Supporters of an Egyptian woman sentenced with her seven children to 15 years in prison for converting to Christianity say the U.S. government must do more to stick up for her and other religious minorities in the Middle East.
Nadia Mohamed Ali and her children drew the shocking sentence this month from a judge in Beni Suef, a city of 200,000 located about 75 miles south of Cairo. Ali, who was raised a Christian and converted to marry her Muslim husband, sought to return to her spiritual roots when he died. But the Egyptian government zeroed in on her effort to have her and her children’s national ID cards altered to mark the conversion.
“[Egyptians who] change from Islam to Christianity, or come back to Christianity, face difficulties,” Ishak Ibrahim, a religion expert with the Egyptian Initiative for Personal Rights, told FoxNews.com.
Rep. Frank Wolf, (R-Va.), co-chairman of the Congressional Human Rights Caucus, said the Obama administration has failed to confront the growing crackdown on Christians in Egypt. President Mohamed Morsi, who was elected last year after the 30-year reign of Hosni Mubarak ended with protests and Mubarak’s arrest, has overseen a startling decrease in tolerance for the nation's approximately 8.5 million Coptic Christians.
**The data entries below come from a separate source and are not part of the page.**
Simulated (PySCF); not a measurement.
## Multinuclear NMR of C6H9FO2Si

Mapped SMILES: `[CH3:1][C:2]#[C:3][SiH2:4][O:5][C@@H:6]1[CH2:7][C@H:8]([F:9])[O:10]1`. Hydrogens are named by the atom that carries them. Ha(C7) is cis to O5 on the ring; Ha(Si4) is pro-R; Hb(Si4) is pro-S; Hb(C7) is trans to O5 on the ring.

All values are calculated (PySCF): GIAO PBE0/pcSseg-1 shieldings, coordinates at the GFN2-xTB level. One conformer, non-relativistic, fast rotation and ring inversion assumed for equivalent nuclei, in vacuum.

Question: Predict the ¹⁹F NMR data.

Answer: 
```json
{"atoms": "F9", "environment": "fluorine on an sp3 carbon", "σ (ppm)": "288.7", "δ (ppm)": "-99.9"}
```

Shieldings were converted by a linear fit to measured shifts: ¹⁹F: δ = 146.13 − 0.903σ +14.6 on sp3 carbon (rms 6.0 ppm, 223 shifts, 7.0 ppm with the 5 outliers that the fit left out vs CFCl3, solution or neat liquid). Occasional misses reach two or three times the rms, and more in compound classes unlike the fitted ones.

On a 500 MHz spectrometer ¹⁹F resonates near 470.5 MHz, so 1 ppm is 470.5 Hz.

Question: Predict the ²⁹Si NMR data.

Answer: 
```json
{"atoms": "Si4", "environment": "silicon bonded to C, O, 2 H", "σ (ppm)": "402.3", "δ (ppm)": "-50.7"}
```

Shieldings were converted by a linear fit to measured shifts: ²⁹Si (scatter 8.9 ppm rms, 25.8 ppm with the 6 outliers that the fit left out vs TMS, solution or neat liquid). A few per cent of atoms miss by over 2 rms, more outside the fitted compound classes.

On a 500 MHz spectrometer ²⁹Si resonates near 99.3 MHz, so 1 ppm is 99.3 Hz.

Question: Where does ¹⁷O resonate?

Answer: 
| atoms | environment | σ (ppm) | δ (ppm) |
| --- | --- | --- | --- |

“We have a strategic and moral imperative to protect and preserve these ancient faith communities, which this administration has failed to do,” Wolf said. “Too often we in the West have turned a blind eye to the suffering of persecuted people of faith."
U.S. State Department spokesperson Ariel Vaagen said the Obama administration is concerned about the rights of Christians in Egypt.
"We are following reports of a number of Egyptians sentenced to imprisonment for forging identity documents to alter their religious identity from Muslim to Christian,” Vaagen wrote. “We are deeply concerned with Egyptian laws that infringe on an individual's universal right to choose his or her religion and call upon the Egyptian government to promote and protect universal freedoms, including freedom of religion, for all its citizens.”
The clerical workers who helped the family change their identity and residence documentation were also arrested, and sentenced to five years in prison. The documents were changed prior to Morsi’s election, but the charges weren’t pursued under Mubarak.
A spokesman for Egypt’s ministry of foreign affairs in Cairo told FoxNews.com on Monday that “we do not have any information” on the case and said the media will have to “wait for our response.“
Wolf co-sponsored a bill last week with Rep. Anna Eshoo, (D-Calif.), who sits on the Caucus on Religious Minorities in the Middle East, that would create a special envoy position within the State Department to advocate on behalf of vulnerable religious minorities in the Middle East and South Central Asia.
Although the bill was passed by the House vote by a vote of 402-20, it was blocked in the Senate.
Dwight Bashir, deputy director for policy at the U.S. Commission on International Religious Freedom, told FoxNews.com that Ali’s case is a “very harsh sentence” and “a major step backward in terms of laws and policies in Egypt.”
Samuel Tadros, an Egyptian Christian and a research fellow at Hudson Institute's Center for Religious Freedom, said the State Department’s urging of the Egyptian government to be more tolerant of religion ignores the repressive Constitution Morsi’s Muslim Brotherhood pushed through last month.
“It is interesting that the State Department, in its attempt to tone down the gravity of the problem in Egypt, chooses to ignore a document such as the Egyptian Constitution, with its many problematic clauses that limit freedom of religion, speech and thought,” Tadros said.